This sense of safety, of being a step removed from reality, can also help adults cope with difficult situations. Research suggests that levels of innovation and output among engineers, designers, and other creative types can be boosted by creating a more playful, more relaxed work environment. Couples are also known to employ playful actions and language to discuss issues, such as sex or money, that might prove too awkward for serious "everyday" communication.
More generally, research indicates that play has a central role in the creation and support of intimacy. For example, research by Mark Knapp, Ph.D., now chair of the University of Texas's speech communication department, and Phillip Glenn, Ph.D., at Southern Illinois University, showed that couples often use highly personalized forms of play to enhance communication, strengthen bonds, and moderate conflict.
Knapp and Glenn report that these "personal idioms"--gestures or phrases unique to the couple--provided "playful ways of expressing a variety of ideas, including affection, confrontation, requests, sexual references, sexual invitations, and teasing insults," and generally served to promote "cohesiveness within a couple's relationship." As important, they observed, "the loss of playfulness in a marriage was strongly correlated with the onset of marital dysfunction."
innocence lost
The playful impulse is undeniably a potent force, and one capable of generating a great many benefits. Yet both research and common sense indicate that whereas playfulness may always be intrinsically rewarding, its longer-term consequences depend almost entirely on the ways in which it is experienced. According to Csikszentmihalyi, flow can be achieved in variety of ways that may work against an individual's health or well-being.
Computer and video games, for example, often generate the flow experience, yet may promote a sedentary lifestyle that is largely isolated from the social contact which play once provided. Csikszentmihalyi also notes that many criminal acts, particularly those providing a high degree of excitement or risk, qualify as flow experiences. In fact, criminals often report that committing crimes yields the same sense of pleasure, confidence, and separation from mundane life that athletes may achieve in sports.
Further, just as children's play can turn cruel, so too can adult play turn oppressive, even abusive. Domineering individuals or groups can subject their unfortunate "playmates" to considerable emotional wear and tear--from insults to outright harassment--yet defend their actions as "harmless" play: "We were just playing around" or "Can't you take a joke?"
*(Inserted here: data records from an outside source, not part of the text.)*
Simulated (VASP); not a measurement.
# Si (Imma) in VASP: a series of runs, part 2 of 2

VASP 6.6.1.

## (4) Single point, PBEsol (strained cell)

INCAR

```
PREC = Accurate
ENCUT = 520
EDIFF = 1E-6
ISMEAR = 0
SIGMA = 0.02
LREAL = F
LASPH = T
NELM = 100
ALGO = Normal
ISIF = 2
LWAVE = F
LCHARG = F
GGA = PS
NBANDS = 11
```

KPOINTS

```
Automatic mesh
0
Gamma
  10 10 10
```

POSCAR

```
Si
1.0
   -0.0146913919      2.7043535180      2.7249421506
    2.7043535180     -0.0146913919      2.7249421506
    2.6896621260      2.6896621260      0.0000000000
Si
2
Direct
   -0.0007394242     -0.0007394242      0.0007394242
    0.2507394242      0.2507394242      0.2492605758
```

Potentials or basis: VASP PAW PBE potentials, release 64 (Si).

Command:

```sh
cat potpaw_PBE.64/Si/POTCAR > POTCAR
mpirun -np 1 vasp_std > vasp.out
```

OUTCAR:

"We have a highly romanticized and idealized view of play," observes the University of Wisconsin's Duncan. "Yet play is not always the positive, creative, pure, innocent life force that people used to think it was. It can be manipulative, subversive, and even quite dysfunctional. But academics have insisted on putting play on a pedestal."
the corruption of play
Yet if academics have romanticized play as an almost sacred phenomenon, an experience undertaken solely for its own sake, most of the rest of us seem to have wandered far in the opposite direction. Adult play is now entirely secular, un-sacred. It has become a thing, a commodity, an event undertaken at a specific time, for a specific purpose. We play for a reason: to relax; to spend time with the kids; to take our mind off work. All these may be excellent objectives, but the process by which they are achieved is no longer play: True play has no end beyond itself.
The most glaring examples of this corruption of play may be sports and fitness. We no longer simply "go for a walk." Instead we try to keep our heart rate to within 60 percent of maximum. "Where play used to be flat-out nonproductive, it's now turned into some way for you to do something better, make yourself stronger, build more muscle, lose more weight," says Kenneth Gergen, Ph.D., professor of psychology at Swarthmore College. "To even think anymore about [play as] not doing anything: It's almost unimaginable!"
Our increasing tendency to "use" play has many intertwined causes, the most obvious being our chronic lack of time. Despite promises that technology and automation would shorten our work week, nearly every study suggests we're actually working more hours now than even a decade ago, and earning less real income. We've actually added nine hours of work to our work week. Polls indicate that the average American has only hours of leisure per week. "People are moonlighting, working extra hours," says Chris Smith, of the American Association for Leisure and Recreation. "And with dual-income families, mom's not there to do the housework or handle child care."
That, in turn, has had an enormous impact on the way we perceive our time. In 1983, according to one survey, 25 percent of adults reported always feeling "rushed." By 1994 the percentage had climbed to nearly 40 percent. Not surprisingly, we want to maximize every available minute: If we're playing, we better be achieving some recognizable results to justify the expenditure of time.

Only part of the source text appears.